Wednesday, September 29, 2004

The Runaway Liar

William Safliar has another column which bears no relationship to reality. After providing a fantasy version of the facts of the Plame case -- the criminal leaker was a courageous whistleblower ferreting out nepotism in intelligence community -- Safire goes on to bear false witness against the Plame prosecutor.

After questioning possible government sources right up to the president, the frustrated Fitzgerald went after the press with a vengeance and a blunderbuss. He demanded testimony in breach of confidentiality from Time magazine's Matthew Cooper, The Washington Post's Walter Pincus and Glenn Kessler, NBC's Tim Russert, and presumably Novak, who has been ethically tight-lipped.

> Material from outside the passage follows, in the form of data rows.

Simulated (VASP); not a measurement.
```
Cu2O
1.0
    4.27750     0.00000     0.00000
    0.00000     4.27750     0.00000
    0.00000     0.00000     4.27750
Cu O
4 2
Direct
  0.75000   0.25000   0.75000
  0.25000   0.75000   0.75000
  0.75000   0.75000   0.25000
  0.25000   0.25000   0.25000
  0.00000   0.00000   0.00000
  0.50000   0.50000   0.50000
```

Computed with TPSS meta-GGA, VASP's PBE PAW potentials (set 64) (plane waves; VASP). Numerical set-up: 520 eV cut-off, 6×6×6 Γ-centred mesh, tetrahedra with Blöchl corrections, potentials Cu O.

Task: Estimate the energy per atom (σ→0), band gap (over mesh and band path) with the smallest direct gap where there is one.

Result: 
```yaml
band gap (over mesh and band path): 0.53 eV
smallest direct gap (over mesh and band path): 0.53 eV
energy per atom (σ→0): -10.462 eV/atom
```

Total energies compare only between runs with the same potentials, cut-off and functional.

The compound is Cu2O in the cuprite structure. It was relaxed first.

Most of the reporters and their corporate counsel, unfortunately, have fallen for the prosecutor's trick. (I'd hate to be counseled by a weak-kneed Time Inc. lawyer.) Fitzgerald has coerced potential government sources into signing waivers of confidentiality, backed up by dutiful "nothing to hide" statements. He tells the journalists: See? You have been released from your pledge - now you have no reason not to tell us who talked to you on deep background.

A trick? What trick? Fitzgerald coerced people to sign waivers. Well, which is it? Did he fool them into is signing the waivers, or did he coerce them?

Actually, neither. Fitzgerald can't force anyone to waive his or her rights, and Safliar presents no evidence that he actually did.

But that is no legitimate "release" at all. Such a source-burning subterfuge sneaks around the First Amendment, which ensures free speech. The potential source has been told: Sign here or get fired or, worse, become more suspect for not signing and get prosecuted. That pressure undermines the Fifth Amendment, which is against self-incrimination.

So Fitzgerald threatened to fire Scooter Pie Libby, Fucking Dick Cheney and the rest of the Administration? Amazing. I didn't realize that employees of the executive branch served at the pleasure of a U.S. Attorney. I didn't realize it ... because I'm sane. The only one who could threaten firing would be Bush. But don't expect Safliar to say that.

And Safliar surely knows that a prosecutor can't suggest to a jury that a defendant's assertion of the Fifth Amendment privilege is evidence of guilt, let alone prosecute based solely on a witness's assertion of a privilege.

Feeling his oats, confident of his power to threaten reporters with jail for contempt, Fitzgerald is harassing The Times's intrepid Judith Miller with a subpoena, reportedly in an unrelated case about her investigation of an Islamic charity aiding terrorists. Unlike most of the other reporters, this principled journalist is risking her freedom and defending us all by fighting the subversive subpoena. The Times has retained Floyd Abrams, no pushover, to argue for her right to protect her sources.

Just as Safliar surely knows that Miller has no constitutional right to disobey a subpeona. Maybe Bill's fantasizing about Miller feeling his oats.

I have not discussed these cases with anybody mentioned herein, many of whom I know well, and am not clearing this with any lawyers. Editorialists everywhere fretting about the appearance of self-interest should awake to the urgency of reminding readers and judges of this generation's gravest threat to our ability to ferret out the news.

Aha. Safire finally admits he doesn't know what the hell he's talking about. He didn't actually interview any of the persons involved, he just chose the "apparent" and "presumed" facts he liked to reach a predetermined conclusion. The gravest threat to journalism is hack columnists who don't bother to learn the facts.